White's second reason went unmentioned in his paper's story. His letter states his belief that "work's primary rewards should be service and joy" ? things he said he could no longer find at Lee and would seek elsewhere.
Of his 34 years in journalism, the 51-year-old White spent most of the last 15 years as a Lee editor ? and most of that time has been in Lincoln.
The Journal Star reported that although publisher Bill Johnston disagreed with what he termed White's personal opinions regarding Lee, he was disappointed with his editor's decision to leave, and would miss White "personally and professionally."

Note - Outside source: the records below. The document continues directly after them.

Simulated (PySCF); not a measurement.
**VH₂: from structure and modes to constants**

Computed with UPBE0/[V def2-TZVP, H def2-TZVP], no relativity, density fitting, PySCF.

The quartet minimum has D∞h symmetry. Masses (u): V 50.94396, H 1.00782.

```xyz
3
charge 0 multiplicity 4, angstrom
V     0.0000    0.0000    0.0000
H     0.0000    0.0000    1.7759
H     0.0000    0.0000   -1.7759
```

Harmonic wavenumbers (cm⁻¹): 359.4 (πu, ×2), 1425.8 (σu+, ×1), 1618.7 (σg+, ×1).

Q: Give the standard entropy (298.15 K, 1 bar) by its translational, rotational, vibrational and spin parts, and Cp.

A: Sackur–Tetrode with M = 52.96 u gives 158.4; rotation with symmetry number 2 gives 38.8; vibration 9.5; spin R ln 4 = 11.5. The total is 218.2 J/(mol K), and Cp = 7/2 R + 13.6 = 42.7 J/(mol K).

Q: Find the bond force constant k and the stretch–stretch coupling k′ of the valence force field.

In a telephone interview, Johnston called White "a good editor" who "contributed a significant amount of effort." The former editor, he continued, played what was "obviously a major part in getting us where we are today, which was why I was disappointed that he wasn't going to stick around and continue to do it."
In Davenport, Iowa, Quad-City Times co-publisher David Fuselier, a Lee editor for 20 years, called White a "longtime friend," and "one of the people whom I most respected" and often asked for advice. "I feel really bad about what he finally came to there, and the opinions he finally formulated," said Fuselier.
White oversaw the 1995-96 merger of the Journal and Star newsrooms under former publisher Bill Roesgen, who left the paper in December at age 65.
"Tom did fantastic work" on a merger that was "extremely successful," said Roesgen, a former editorial development director at Lee.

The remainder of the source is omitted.